I have such DataFrame in PySpark (this is the result of a take(3), the dataframe is very big):
sc = SparkContext()
df = [Row(owner=u'u1', a_d=0.1), Row(owner=u'u2', a_d=0.0), Row(owner=u'u1', a_d=0.3)]
the same owner will have more rows. What I need to do is summing the values of the field a_d per owner, after grouping, as
b = df.groupBy('owner').agg(sum('a_d').alias('a_d_sum'))
but this throws error
TypeError: unsupported operand type(s) for +: 'int' and 'str'
However, the schema contains double values, not strings (this comes from a printSchema()):
root
|-- owner: string (nullable = true)
|-- a_d: double (nullable = true)
So what is happening here?
You are not using the correct sum function but the built-in
function sum
(by default).
So the reason why the build-in
function won't work is
that's it takes an iterable as an argument where as here the name of the column passed is a string and the built-in
function can't be applied on a string. Ref. Python Official Documentation.

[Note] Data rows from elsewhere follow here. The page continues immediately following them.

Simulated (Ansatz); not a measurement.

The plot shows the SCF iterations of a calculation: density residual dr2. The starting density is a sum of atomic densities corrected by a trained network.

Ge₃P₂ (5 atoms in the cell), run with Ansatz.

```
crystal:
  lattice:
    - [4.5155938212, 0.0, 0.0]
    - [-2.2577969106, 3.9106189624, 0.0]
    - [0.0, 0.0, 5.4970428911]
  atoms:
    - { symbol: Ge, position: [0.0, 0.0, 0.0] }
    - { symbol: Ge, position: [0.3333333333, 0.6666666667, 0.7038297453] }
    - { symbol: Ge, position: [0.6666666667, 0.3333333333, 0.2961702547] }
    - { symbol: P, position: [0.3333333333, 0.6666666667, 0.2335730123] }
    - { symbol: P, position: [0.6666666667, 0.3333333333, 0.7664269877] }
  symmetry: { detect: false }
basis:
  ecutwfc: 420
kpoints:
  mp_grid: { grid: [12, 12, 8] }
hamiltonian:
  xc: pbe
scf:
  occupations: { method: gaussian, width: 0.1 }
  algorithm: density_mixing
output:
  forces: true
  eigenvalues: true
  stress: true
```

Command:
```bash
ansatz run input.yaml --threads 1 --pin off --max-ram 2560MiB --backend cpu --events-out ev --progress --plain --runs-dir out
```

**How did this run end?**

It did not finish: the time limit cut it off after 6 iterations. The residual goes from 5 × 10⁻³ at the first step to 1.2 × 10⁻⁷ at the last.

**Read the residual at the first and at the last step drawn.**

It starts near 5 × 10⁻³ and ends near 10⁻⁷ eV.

You'll need to import the proper function from pyspark.sql.functions
:
from pyspark.sql import Row
from pyspark.sql.functions import sum as _sum
df = sqlContext.createDataFrame(
[Row(owner=u'u1', a_d=0.1), Row(owner=u'u2', a_d=0.0), Row(owner=u'u1', a_d=0.3)]
)
df2 = df.groupBy('owner').agg(_sum('a_d').alias('a_d_sum'))
df2.show()
# +-----+-------+
# |owner|a_d_sum|
# +-----+-------+
# | u1| 0.4|
# | u2| 0.0|
# +-----+-------+